Art Basel/ Im in Miami bitch– Had fun with this ,a little sample below

AK: What should we know about the early days?

An ode to the pioneers. it was fun, it was hard! Some new school cats are so sick of hearing it. It’s like taking a boring history class. But, it’s the truth and you need to know! That in today’s world of internet gadgetry, insta this, insta that, most of today’s writers don’t work for shit! You non-history having mother fuckers have no clue! You want it now! You get it now! If you don’t, you whine about it! Poor fucking YOU!!! From your Stencil, to your outline of style that you stole from the latest aerosol legend from bum fuck nowhere, to pulling out a credit card to order your paint from a palette of colors that exceeded any of the last century’s master artist dreams, you just don’t know!

Then to add insult to injury because your just not sure between the style you stole and the low pressure paint you ordered overnight that it will make you next month’s internet Graff wizard! So just to cover all bases you order two dozen variety caps. Caps by the way that never existed in the “early days”. From a hairline outline to the fat cap that is the circumference of my social studies teachers’ globe. Then you have the audacity to show up to a wall and ask neighboring homes and businesses for permission to utilize their electrical socket so you can plug you’re fucking projector in. Because, god forbid you have to actually eyeball something to figure out some dimensions! That might overload your aptitude to actually fucking figuring something out on your own! Noooooo! You need color by fucking numbers!

Yeah I’m talking to you! Yeah you and you! The next, Banksy, Shepard Fairey wanna-be’s That think well, they did it why can’t I? Why? Because they had an original thought, fuck wit! You on the other hand are an asshole, a copy cat, a fucking Fugazzi! Just like once upon a time struggling artists turned newbie gallery owner/ broker who have minimal understanding of the culture but, capitalize fiscally from the very people that created it. Now if that is not a culture vulture what is? Or the one’s if it weren’t for mommy and daddy’s money would probably be taking it in the ass due to the series of petty crimes they would commit to supply their drug habit based on their in ability to deal with the real world.

Yes, the real world. Not the one where they act like they have a profound understanding of art and culture that to them consists of a hobby and riding the dick of the newest quote “Street Artist!” If that’s not bad enough get a couple of drinks in them at some social event and all the sudden boom! They’re Superman! They get a little froggy and think well? I represent a Street Artist, I must have an understanding of the street! Maaaaaan!!! You don’t have an understanding of shit! You non-history having motherfuckers have no clue! You don’t understand the very foundation and history of where it all came from.
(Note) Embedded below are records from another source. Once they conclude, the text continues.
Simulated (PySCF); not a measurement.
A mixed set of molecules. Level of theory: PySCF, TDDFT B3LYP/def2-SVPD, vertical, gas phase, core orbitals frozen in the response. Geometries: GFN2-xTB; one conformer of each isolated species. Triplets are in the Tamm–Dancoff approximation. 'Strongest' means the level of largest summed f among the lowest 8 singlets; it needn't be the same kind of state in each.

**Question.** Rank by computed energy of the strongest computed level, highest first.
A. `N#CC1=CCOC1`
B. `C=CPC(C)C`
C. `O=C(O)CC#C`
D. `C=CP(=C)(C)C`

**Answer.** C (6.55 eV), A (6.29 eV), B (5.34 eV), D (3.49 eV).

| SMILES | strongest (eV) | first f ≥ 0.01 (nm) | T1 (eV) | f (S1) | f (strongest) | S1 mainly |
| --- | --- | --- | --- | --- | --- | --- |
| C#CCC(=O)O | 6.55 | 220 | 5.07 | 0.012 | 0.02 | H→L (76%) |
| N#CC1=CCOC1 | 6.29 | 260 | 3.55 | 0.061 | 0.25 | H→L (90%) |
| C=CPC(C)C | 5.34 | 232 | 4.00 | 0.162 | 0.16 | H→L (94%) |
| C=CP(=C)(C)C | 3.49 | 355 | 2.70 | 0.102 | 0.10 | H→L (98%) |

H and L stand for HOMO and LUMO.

So let me break it down to you, Dartanan!, Once upon a time there were some adventuresome group of adolescents that in most cases weren’t privy to or didn’t have the means to attend art school. It started in Philadelphia and was developed in New York Late 1960’s-late 1980’s these individuals decided to express themselves in a manner that included choosing a fictional name, within that name are letters of the alphabet which became the template of which these individuals developed and reworked over decades and made their own. The tool of choice was “spray paint. Now most didn’t have the resources to buy their spray paint so they decided to (slang word) “Rack it or Steal it). Where would they paint these names? Well, some in obscure areas of the city some not. It was done in the most primitive of ways called single hits or a tag.

That led to tagging most any objects, rolling or not. Then of course the New York City Subway System. Which became the premiere billboard for young aspiring artists. As the time went forward so did the progression of lettering and style. Gone was the original single letter hit style which now developed into a bubble letter style. By this point early 70’s some writers decided that character examples, ie Yosemite Sam, Beetle Bailey, Stick Man (no names do your research) alongside their names would bring additional flair, it did.

So, what started as a tag randomly placed on the car grew into a double outlined letter. Then a bubble letter, later the basis for the Throw Up. The quickest way to get your name around with the least effort. That grew to writers manipulating the letter with shadows, 3D, arrows, bits etc. Later that style of lettering became known as “Wild Style.” Now window down planned letters and color schemes were the norm. That eventually gave way to planned out whole car productions. Some of which could have been witnessed at a variety of stations most famous of which was the gathering hole of the 149th Street bench. Where writers would take images, socialize and exchange tags or styles in the their black books.

Now with the spike in growth of different writers from different areas of the city, coupled with the inherit dangers of traveling alone. It only made sense to create a group or “CREW” normally consisting of writers from an area or a reputation or self imposed image of themselves, ie The CRAZY 5, The FABULOUS 5, The MAGNIFICENT TEAM (TMT) United Artists (U.A.) etc. Going into the 1980’s with the influx of more writers and crew’s and the diminishing amount of train space to paint. It became an inevitable breeding ground for beef between writers and their crews. The beef varied from territory, respect, rules, to outright dislike. Unlike the watered down versions heard today, the reality is some cases turned quite violent via your typical beat down. It turned into getting stabbed or shot and although not often, even death.

The writers of the early years were ingenious in many regards starting with contributing to the advancement of the letter, the planning and preparation it took. Most of which to have their names(art) seen. They went through a myriad of obstacles some of which and aren’t limited to, racking paint, no one bought paint! And trying to rack it. Based on the theme/drawing they had planned prior to going. Sneaking into the yard hiding from work bums(employees of the Transit system), hiding from the oncoming trains themselves depending on what side of the layup you were painting. You never quite knew if that was the train and at night if you were going to get raided by the Vandal Squad. Also, being aware of the 3rd rail you didn’t want to get electrocuted. You didn’t want to be rolled up on by writers who you or your crew had beef with or even if you didn’t, they just wanted to jack your shit just because they could!

These of course are just some of the experiences that took place! It inspired music and movies like Style Wars, Beat Street, Wild Style and books like Subway Art, Spray Can Art, to name a few. It inspired the largest worldwide movement that has produced some of the best artists in the world. This all took place during a time and era that no matter how hard others try to emulate, it can never be replicated again! In the big scheme of things there were only a handful that, lived it and I’m fortunate to say I was one of them!